If it's any consolation, this ordeal is probably going to sell more books than a positive review ever would have.
posted by schmod at 8:34 PM on July 5, 2012


A cute hermeneutic distraction.

Okay this has been bothering me, seriously. Can someone please explain to me what in the hell hermeneutics means? Bonus points if you can contextualize the meaning in a theological / historical context.
posted by lazaruslong at 8:48 PM on July 5, 2012


i was just thinking, this little email exchange is probably gonna do a world of good for sales, and that editor was totally throwing him a bone. which he deserves, if only for actually making a fake email account in the name of his character, and then running with the results.
posted by messiahwannabe at 8:49 PM on July 5, 2012


Numerous professionals read any mass market book before it's published, looking for possible inconsistencies and confusions. When a passage is deliberately ambiguous, great care is taken so that the reasonable reader will not be misled. The writer takes care, the editor does, the copy editor takes the most care of all. It is expected that the reader will take reasonable care to be sure that, if something perplexes them, they can read more closely and understand what they are reading.

Which is a build up to noting that it's pretty shocking for the critic at the paper of record to be so careless in her reading and her judgement that a correction must be published, and pretty swell that Ed Marks made it possible for Patrick Somerville to get some positive publicity out of this mess.

Ms. Maslin must be terribly embarrassed. But reviewing for so many readers is a huge moral responsibility, and she should do better. Not every writer would take such an unjust attack as well Mr. Somerville has. Every critic should take note. There are people at the other end of every review. Be kind, and be fair.
posted by Scram at 9:04 PM on July 5, 2012 [3 favorites]


Can someone please explain to me what in the hell hermeneutics means? Bonus points if you can contextualize the meaning in a theological / historical context.

As I introduced, I feel it's incumbent on me to clarify. This is my definition - not the only one, not indisputable. Just my personal definition.
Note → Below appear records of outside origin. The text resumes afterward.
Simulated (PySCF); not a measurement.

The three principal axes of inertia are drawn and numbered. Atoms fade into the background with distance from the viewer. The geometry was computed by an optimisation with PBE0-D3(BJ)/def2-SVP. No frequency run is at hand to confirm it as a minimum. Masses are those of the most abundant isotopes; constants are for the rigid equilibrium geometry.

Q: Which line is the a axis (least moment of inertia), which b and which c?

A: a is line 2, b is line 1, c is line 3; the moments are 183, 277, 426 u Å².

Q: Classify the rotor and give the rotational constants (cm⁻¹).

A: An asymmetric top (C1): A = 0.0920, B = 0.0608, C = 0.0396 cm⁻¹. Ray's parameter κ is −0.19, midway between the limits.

Hermeneutics is the art of interpretation. Interpretation as a skillset with different methods practiced in different ways.

Bonus points if you can contextualize the meaning in a theological / historical context.

The root of hermeneutics is indeed theological. Arguably, St Augustine was one of the first hermeneutic scholars. Obviously, in a biblical context, interpretation was critically important. If the Bible is the word of God, how do you interpret the word of God? Literally? Metaphorically? Which metaphors? Do they change from reader to reader? Should they change?

You can see, especially from the late Roman to early-mid Byzantine empire, the tremendous weight these questions would have had where religion - its interpretation and practice - was intrinsic to both the notion of a state/empire, but also arguably crucial in its practice. Empires warred, split and dissolved around religious interpretation.

From this early, biblically-focused perspective, hermeneutics develops in Germany by way Schleiermacher, until you get to Hegel - who in my opinion is like, I dunno, the Mozart of hermeneutics. Hegel really outlined a systemic philosphy for how texts, and inviduals interact - how culture (not just a man or a woman) shapes texts and is shaped by them.

Of course, this lead directly to Marx in a lot of ways - Marxist analysis from a hermeneutic perspective gets short shrift these days, but I actually feel that Marxist cultural analysis is much more resilient than Marxist economic analsyis, which was cruelled in a number of ways from the outset. However, in addition to Marx, who really looked at interpretation from that cultural, political aspect, it was also taken up by philosophers who were more interested in the phenomenon of interpretation - or reading, mostly, as it was back then.

Husserl is probably the most famous and perhaps influential of this generation. His efforts to understand understanding, the process of interacting with a text, and not just understanding the words, or the arguments - but something more holistic (more Hegelian) - the essence of a text really launched hermeneutics as a field of philosophy in a lot of ways.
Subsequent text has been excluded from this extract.